NRN Divorce: How to Get a Divorce in Nepal Without Traveling Back
Living abroad in the USA, Australia, the UK, or the Middle East? You do not have to put your life on hold or buy an expensive plane ticket to finalize your divorce in Nepal. Learn how the Adhikrit Wareshnama process allows you to dissolve your marriage legally from overseas.
Quick Answer: Can I divorce from abroad?
Yes, the Supreme Court of Nepal allows Non-Resident Nepalis (NRNs) to file for divorce via proxy. Here is how it works:
- Power of Attorney (Adhikrit Wareshnama): You must legally appoint someone in Nepal to represent you in court.
- Embassy Verification: You must sign this Power of Attorney document physically at a Nepali Embassy or Consulate in your current country.
- Mutual or Contested: This process works for both fast mutual consent divorces and complex contested divorces.
The Adhikrit Wareshnama Process
Getting an Embassy-attested Power of Attorney requires strict adherence to legal formatting. One mistake, and the court in Nepal will reject it.
Step 1: Contact Embassy
You must contact the nearest Nepali Embassy in your country of residence to understand their specific appointment schedule for legal attestations.
Step 2: Draft Wareshnama
Your lawyer in Nepal drafts the Adhikrit Wareshnama (Power of Attorney) and emails it to you. You print it and take it to the Embassy to sign in front of the Ambassador.
Step 3: Court Filing
You courier the original, embassy-stamped document back to Nepal. Your lawyer takes it to the District Court, and the judge allows your representative to fight the case.

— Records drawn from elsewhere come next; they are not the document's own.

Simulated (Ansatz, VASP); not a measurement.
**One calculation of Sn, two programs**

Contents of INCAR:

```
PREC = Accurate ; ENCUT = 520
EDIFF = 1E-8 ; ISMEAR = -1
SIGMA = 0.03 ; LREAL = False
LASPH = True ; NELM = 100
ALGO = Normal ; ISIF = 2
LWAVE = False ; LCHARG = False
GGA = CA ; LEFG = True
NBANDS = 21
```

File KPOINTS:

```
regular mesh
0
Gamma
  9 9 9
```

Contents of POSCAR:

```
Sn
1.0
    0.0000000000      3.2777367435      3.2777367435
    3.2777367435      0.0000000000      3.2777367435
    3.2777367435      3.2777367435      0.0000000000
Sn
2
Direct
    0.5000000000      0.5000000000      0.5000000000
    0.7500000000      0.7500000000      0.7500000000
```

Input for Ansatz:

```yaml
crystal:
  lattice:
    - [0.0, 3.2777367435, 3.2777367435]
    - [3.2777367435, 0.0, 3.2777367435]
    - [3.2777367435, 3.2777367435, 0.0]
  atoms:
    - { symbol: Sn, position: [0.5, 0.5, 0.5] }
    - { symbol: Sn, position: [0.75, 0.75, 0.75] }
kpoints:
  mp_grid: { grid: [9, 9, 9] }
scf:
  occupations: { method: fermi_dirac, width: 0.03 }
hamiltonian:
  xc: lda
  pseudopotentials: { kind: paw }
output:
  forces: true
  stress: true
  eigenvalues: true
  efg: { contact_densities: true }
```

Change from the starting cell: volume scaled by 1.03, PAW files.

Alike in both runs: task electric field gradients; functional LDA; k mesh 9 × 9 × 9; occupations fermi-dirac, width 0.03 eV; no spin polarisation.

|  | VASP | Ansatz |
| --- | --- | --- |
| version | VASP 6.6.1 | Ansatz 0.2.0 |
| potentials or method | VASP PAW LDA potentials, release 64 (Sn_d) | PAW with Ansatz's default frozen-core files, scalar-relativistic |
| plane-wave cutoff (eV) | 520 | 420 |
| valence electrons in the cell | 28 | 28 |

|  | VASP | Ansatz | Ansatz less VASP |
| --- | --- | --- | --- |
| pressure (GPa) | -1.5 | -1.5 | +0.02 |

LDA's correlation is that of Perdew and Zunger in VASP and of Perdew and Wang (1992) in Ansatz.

Required Documents for the Embassy
When you visit the Nepali Embassy (for example, in Washington D.C., London, or Canberra), you must bring a specific set of documents. If you are missing anything, they will not stamp your Wareshnama.
The Drafted Wareshnama Document
This must be drafted by a licensed lawyer in Nepal in the Nepali language, printed on standard A4 paper. Do not sign it until you are standing in front of the consular officer.
Original Citizenship and Passport
You must bring your original Nepali citizenship certificate and your valid passport, along with photocopies of both.
Photographs
You need recent passport-sized photographs of yourself AND photographs of the person you are appointing in Nepal (your Waresh). The Embassy will attach these photos to the document and stamp over them.
Citizenship Copy of Your Representative
You must present a clear photocopy of the citizenship certificate of the person in Nepal who will act as your representative.
Critical Rules You Must Know
Courier Security
Once the Embassy stamps the document, you must send the physical original via a secure courier (DHL, FedEx) to Nepal. Scans or emails of the stamped document are not accepted by the court.
Contested Divorces from Abroad
If you file a contested divorce from abroad, the court must serve notice to your spouse in Nepal. If they fight the divorce, your representative will need to attend mediation on your behalf.
Both Spouses Abroad
If both the husband and wife live in the USA, they can BOTH issue Powers of Attorney to two different people in Nepal to process a mutual divorce in 2-3 days.
Who to Appoint
You can appoint a trusted family member (brother, father) or you can directly appoint your lawyer's assistant to act as your Waresh for maximum efficiency.